Remember a few posts ago, when I told you that the organist from my church, who is Russian, wanted to do a recital with me? Well, in that post, I mentioned that he loved the Russian composer Mikhail Glinka, and he encouraged me to explore this composer. He said he would help me with the Russian language.
Well, why not?
Well, here's why not. Isn't singing in Russian kind of advanced? Isn't singing in Russian something you do after you've established your international opera career and have a recital schedule around the world and a recording contract? Isn't singing in Russian something you do for your thesis project in graduate music school? Does a little struggling avocational singer such as myself ever sing in Russian?
To make a long story short, I figured Russian was way off my radar, considering the fact that I don't know any other languages except Spanish yet, and I just figured that it would be years and years and years before I got to Russian, and being that I'm older and all, I just figured maybe Russian might be for another lifetime or something. That's the way I perceived it, at any rate. We all know how faulty our perceptions can be, however. But, in a similar way as to how we have to give our voices freedom, and not constrict them or try to mold and shape them to what we want them to be, we also have to give our repertoire development and education freedom to develop and grow the way it wants to. If a pianist comes into my life who would like to collaborate on some music and can school me on Russian stuff, I'm not going to say I'm not ready for that. It's an opportunity and it's the way the larger musical forces of the universe are kind of guiding me to a new area of exploration, enrichment and study.
So, I set about to get my hands on some Glinka music. I didn't have great luck finding a collection of Glinka songs from my usual Internet sources, so getting some was either going to involve getting myself to a good music store or library -- like the Juilliard store or the New York Public Library for Performing Arts -- or, as I wrote about in that same blog post -- challenge myself by doing something I'd wanted to do for a long time -- calling Glendower Jones, owner of Classical Vocal Repertoire.
I have to admit that I have a fear of calling people on the telephone. They even have a psychological term for people afraid to make phone calls -- "Call Reluctance." It's usually connected with a career in sales, but it revolves around being afraid of self-promotion. I've written on this blog before about how I didn't continue to pursue a career in theater because of this distaste for self-promotion. One time I even bought a book to try to help me get over my fear, back when I had a little scrapbooking hobby business. I can't find the book I had back then but it was something along the lines of I'd Rather Have a Root Canal Than do Cold Calling!

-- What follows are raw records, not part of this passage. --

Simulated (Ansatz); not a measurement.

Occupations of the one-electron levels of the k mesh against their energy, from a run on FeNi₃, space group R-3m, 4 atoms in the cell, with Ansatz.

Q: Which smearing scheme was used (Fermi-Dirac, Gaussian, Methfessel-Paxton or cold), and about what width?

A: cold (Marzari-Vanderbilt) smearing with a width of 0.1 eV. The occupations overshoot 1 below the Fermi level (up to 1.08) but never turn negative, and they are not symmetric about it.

Anyway, you'd think that if you were not a professional singer, you would not have to do any cold calling or self-promotion, and that one of the perks of being an Avocational Singer is that you'd have an easy life, right?
Avocational Singers have to do scary icky things too if they want to grow and be all that they can be.
So, after exhausting many possibilities, it seemed that the musical forces that be were setting me up to make that scary phone call to Glendower Jones. Now, people who have phone fear are afraid of rejection. It doesn't matter what kind of rejection. Just rejection in general. Rationality does not come into play. If it did, it would not be scary, because our intellect would tell us that the worse thing that could happen when we call the music book store would be "No, I'm sorry, we don't have any Glinka."
Actually, no, for the person with these kind of fears, the worst thing that could happen would be for them to say, "NO! We don't have any Glinka, and never never never bother me again!!!" in a really mean scary voice.
Okay, well, back to the task. So, my task, if I really wanted to proceed on, was to make this phone call.
And I bet you all know what happened. Glendower Jones was one of the kindest and most wonderful of professional people to call on the phone. He was extremely knowledgeable and helpful, just as I'd heard from all kinds of singers that he was.
He had a complete volume of Glinka songs, of course, and he took the order and sent it.
Now the real treat is that the book came today and it was a beautiful volume, one that any singer would want to have in his/her collection. Here's a picture:
The hardcover book felt soft and smooth to the touch. It came protected by a sturdy cardboard enclosure, and the invoice was printed on a cream-colored paper that was heavy and smooth.
Since our phone conversation had gone so well, I was brave enough to mention an Argentinian composer, whose songs I had searched for and been unable to find. Mr. Jones, as a response to that conversation, had enclosed with my order a sheet, on the same creamy paper, a list of available titles from that composer.
I ended up really liking doing business "the old fashioned way," without the impersonal filling in of Internet forms.
I was delighted by the entire experience, and feel that by pushing past my fear, I reaped a great benefit of now having a great source from which to purchase my music.
In the end, I've realized that having a passion for something forces me to grow. When you really have an interest and you really love something, scary obstacles might delay you temporarily, but the desire to explore, find out and see eventually wins out overcomes the fear. One gets to the point where in order to continue on, you have to face the scary monster and it is that desire to see it through that helps you take the growth step.